[nvidia-glx] [amd64] Frequent lock ups with white screen with black lines when using nvidia binary driver with CPU speed scaling/Cool 'n Quiet

Bug #109643 reported by Connell
48
Affects Status Importance Assigned to Milestone
linux-restricted-modules-2.6.20 (Ubuntu)
Won't Fix
Undecided
Unassigned

Bug Description

Frequently while using Ubuntu 7.04 in Gnome with the NVidia Restricted Driver enabled I get complete system lockups requiring a hard-reboot. When this happens the screen becomes mostly white with a random scrambled pattern of mostly-black lines. This happens even more frequently if Beryl or Compiz are enabled, but I have had it happen many times even when neither of these are running. There does not appear to be any specific action that is causing this behavior. It happened once while surfing in Firefox, once while setting up new accounts in gAIM, once while installing packages with Automatix, etc. I have yet to have this problem when I do not have the Nvidia restricted driver enabled, however I have not spent a lot of time in the system without this driver, as the usability of the system without graphic drivers is very limited in my opinion.

This happens for me several times per week. The hardware seems pretty stable when running other Operating systems (my testing in other OSes with this equipment was pretty limited). The system is running very cool, so no signs of overheating. There was some mention in the forums of possible problems with Processor Stepping ("cool 'n' quiet mode"), I haven't made a lot of changes to BIOS settings yet, so I cant confirm/deny that this is related, but I have a suspicion that this is more related to how the Kernel is interacting with the video drivers.

Hardware Profile:
Biostar Geforce 6100-m9 Motherboard (On-board Geforce 6100 video)
AMD Athlon 64 3400+ Venice
1GB PC3200 Memory

(I have tried both the AMD64 and X86 versions of Ubuntu, and experience the same problem in both environments)

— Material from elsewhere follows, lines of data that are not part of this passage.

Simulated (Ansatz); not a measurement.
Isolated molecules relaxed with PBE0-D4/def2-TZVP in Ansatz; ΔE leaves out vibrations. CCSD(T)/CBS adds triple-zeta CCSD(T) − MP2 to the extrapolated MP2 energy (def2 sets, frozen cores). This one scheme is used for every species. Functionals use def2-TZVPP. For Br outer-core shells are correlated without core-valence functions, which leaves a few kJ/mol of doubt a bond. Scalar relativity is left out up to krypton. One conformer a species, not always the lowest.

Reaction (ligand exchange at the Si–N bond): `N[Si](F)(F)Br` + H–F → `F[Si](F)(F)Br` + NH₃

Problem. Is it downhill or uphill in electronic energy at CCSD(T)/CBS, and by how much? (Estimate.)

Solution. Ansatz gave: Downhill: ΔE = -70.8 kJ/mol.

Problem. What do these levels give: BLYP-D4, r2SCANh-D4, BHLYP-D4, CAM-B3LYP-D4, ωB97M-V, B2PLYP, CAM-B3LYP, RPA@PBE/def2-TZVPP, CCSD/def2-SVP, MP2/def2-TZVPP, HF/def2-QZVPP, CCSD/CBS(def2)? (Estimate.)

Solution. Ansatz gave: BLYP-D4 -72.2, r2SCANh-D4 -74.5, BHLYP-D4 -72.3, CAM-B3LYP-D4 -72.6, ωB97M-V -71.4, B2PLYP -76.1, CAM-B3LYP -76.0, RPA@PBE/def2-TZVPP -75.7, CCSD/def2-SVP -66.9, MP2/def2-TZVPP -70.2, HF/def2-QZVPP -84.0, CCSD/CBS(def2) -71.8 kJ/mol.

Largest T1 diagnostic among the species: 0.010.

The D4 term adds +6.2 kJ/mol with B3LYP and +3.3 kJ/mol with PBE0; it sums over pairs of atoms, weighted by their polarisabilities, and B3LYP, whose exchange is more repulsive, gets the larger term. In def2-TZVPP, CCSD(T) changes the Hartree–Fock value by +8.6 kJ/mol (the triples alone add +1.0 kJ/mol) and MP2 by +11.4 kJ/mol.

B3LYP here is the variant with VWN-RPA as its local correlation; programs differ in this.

Several complaints that seem to be related have been discussed in the forums here:
http://ubuntuforums.org/showthread.php?t=405993 and
http://ubuntuforums.org/showthread.php?t=402580

[Additional info]
bug 94739 reports similar info, particularly noticeable with Blender. Switching drivers and distro seemed to affect frequency but did not eliminate it. Disabling /etc/init.d/powernowd resolved the issue for the user.

Revision history for this message
Chris Burgan (cburgan) wrote :

Thanks for your bug report. This bug was filed without a package, so I am moving it to the restricted modules for Feisty.

Revision history for this message
Sitsofe Wheeler (sitsofe) wrote :

Connell:
Could you attach the output of:
dpkg -l nvidia-\* | grep ii

Is there any mention of NVRM: Xid in /var/log/messages ? Additionally if the machine is network and is running sshd can you still ssh into the machine when it "locks up"?

Setting to needsinfo pending reply from Connell.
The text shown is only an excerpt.